Across the country, millions are fed up with a Congress that seems unable to get some important things done.There's nothing terribly surprising in or about this story. People want "Washington to put 'partisanship aside'", "to grow up, act like adults, do your jobs or resign immediately"."We need Congress to represent the people, not two arrogant parties that can't see middle ground," Garry Benner says.
"Nowhere else in this country can you get paid for ... years and not do your job," Tom Jeffries says.

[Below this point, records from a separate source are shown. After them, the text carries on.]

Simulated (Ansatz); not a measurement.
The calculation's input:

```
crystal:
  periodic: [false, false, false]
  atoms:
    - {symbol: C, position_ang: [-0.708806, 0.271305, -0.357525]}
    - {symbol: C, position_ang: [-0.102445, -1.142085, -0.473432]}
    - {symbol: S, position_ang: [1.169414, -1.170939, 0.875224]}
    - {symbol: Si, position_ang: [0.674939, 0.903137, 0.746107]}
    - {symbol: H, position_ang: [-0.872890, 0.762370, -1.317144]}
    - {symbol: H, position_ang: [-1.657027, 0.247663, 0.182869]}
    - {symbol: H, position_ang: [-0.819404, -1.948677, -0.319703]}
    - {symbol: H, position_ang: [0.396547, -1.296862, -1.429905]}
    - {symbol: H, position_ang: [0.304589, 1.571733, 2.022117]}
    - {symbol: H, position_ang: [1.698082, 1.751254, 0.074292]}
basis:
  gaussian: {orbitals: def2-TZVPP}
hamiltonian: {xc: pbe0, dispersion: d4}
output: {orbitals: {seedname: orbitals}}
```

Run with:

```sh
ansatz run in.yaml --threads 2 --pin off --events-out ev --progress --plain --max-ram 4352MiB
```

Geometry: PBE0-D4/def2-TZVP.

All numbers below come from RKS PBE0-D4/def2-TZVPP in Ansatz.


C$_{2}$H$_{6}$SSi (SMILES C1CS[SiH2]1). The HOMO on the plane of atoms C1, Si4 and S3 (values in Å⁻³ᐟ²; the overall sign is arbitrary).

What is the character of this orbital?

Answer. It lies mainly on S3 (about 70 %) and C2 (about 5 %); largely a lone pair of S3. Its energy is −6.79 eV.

However, all this nattering, which we've heard before, did finally crystallize an inchoate gripe I've had with all the griping. It helps that I already identified a similar problem involving the NRA:
It's easy, though, to forget all those millions of supporters, and to imagine that groups like the NRA are malevolent creatures with their own lives. "Standing up" to those groups thus conjures the image of St. George fighting the dragon. The reality, though, is that the NRA isn't a malevolent creature: it's a megaphone for millions of people. If elected officials hesitate to resist it it's because those officials know that a lot of their constituents agree with the NRA.Rhetorically it's highly satisfying to vilify "Congress" in the same way as a malevolent (or at least hopelessly obstructive) beast with its own life. In a related vein, we like to vilify Congresscritters as "children", or villains themselves, petulantly or maliciously preventing the House and the Senate from getting work done.
Reality check: "Congress" isn't alive. Corollary: nobody in Congress gives the least little damn what we, the people, think of Congress.
The people quoted in the CNN article are seriously misdirecting their anger. "Congress" has no independent will or identity that responds to the public at large: it's a body of elected representatives. And a House member does not give a shit what millions of Americans who can't vote for him think.
Our elected Congressfolk do what their constituents want, or they don't represent those constituents very long. Ergo, Congress is dysfunctional because we are dysfunctional. We don't allow for compromises any more out of ideological purity, so of course Congress is deadlocked.
If anybody is being childish, it's the public. We are divided and at cultural war with one another, yet we have an irrational expectation that Congress is supposed to rise above our divisions. What is that but a childish refusal on our part to face up to facts?
"Congress" is not going to fix itself. If we want it to change, we have to change first.